TreadOnMe

joined 4 years ago
[–] [email protected] 4 points 3 days ago* (last edited 3 days ago)

Yeah, it's totally better when you have completely paid actors in your advertising. Not even kidding, I watched many commercials be filmed in the retail store I worked at because it was right next to the corporate office, and they never once had an actual retail employee on film.

Or when you have a social media person whose whole job is to gussy up basic things like being able to take breaks and talk to your co-workers as being a 'fun work family'. Nope no advertising or influencing happening here.

[–] [email protected] 9 points 3 days ago

That remains to be seen. I personally think one side or the other must win out, and that will be when the opportunity presents itself, because they both need to exist for the empire to continue running. If one side wins, it will destabilize the entire project, and that is where opportunity lies.
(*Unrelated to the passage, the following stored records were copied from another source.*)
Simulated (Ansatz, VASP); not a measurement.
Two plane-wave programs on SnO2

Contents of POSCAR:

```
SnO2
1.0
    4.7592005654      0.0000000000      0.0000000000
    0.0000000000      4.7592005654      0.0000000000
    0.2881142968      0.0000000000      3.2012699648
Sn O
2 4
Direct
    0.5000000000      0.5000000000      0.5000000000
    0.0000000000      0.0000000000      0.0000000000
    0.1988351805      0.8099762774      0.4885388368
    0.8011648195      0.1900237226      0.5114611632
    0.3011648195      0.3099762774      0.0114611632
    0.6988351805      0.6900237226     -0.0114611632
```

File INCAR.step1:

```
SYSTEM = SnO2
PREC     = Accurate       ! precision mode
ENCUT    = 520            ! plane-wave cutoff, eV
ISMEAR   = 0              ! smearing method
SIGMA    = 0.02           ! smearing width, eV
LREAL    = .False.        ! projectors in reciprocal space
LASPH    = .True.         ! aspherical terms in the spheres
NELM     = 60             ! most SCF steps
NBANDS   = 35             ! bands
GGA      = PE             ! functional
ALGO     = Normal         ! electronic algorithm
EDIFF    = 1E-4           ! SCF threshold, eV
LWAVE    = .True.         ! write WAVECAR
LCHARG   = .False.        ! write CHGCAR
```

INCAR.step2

It's not the in-fighting that benefits us, it is the assumed total victory against their greatest challenger that will leave them open.

[–] [email protected] 7 points 3 days ago (1 children)

Yeah I had many similar experiences when some o my acquaintances in high school started an 'atheist club' and asked me to join because I was one of the more vocal non-believers in school (in that I would actively discuss and push back against faith-based narratives in class, but just within what was being discussed) but was still friendly with the more liberal evangelicals. I think I attended two meetings before I realized that most of them were just "Science as the superior faith" people and not really all that interested in the philosophy of knowledge or how to know things. It was a really eye opening moment for me that there needs to be more to this whole skeptic thing than just contrarianism, and felt that it was doomed to online obscurity.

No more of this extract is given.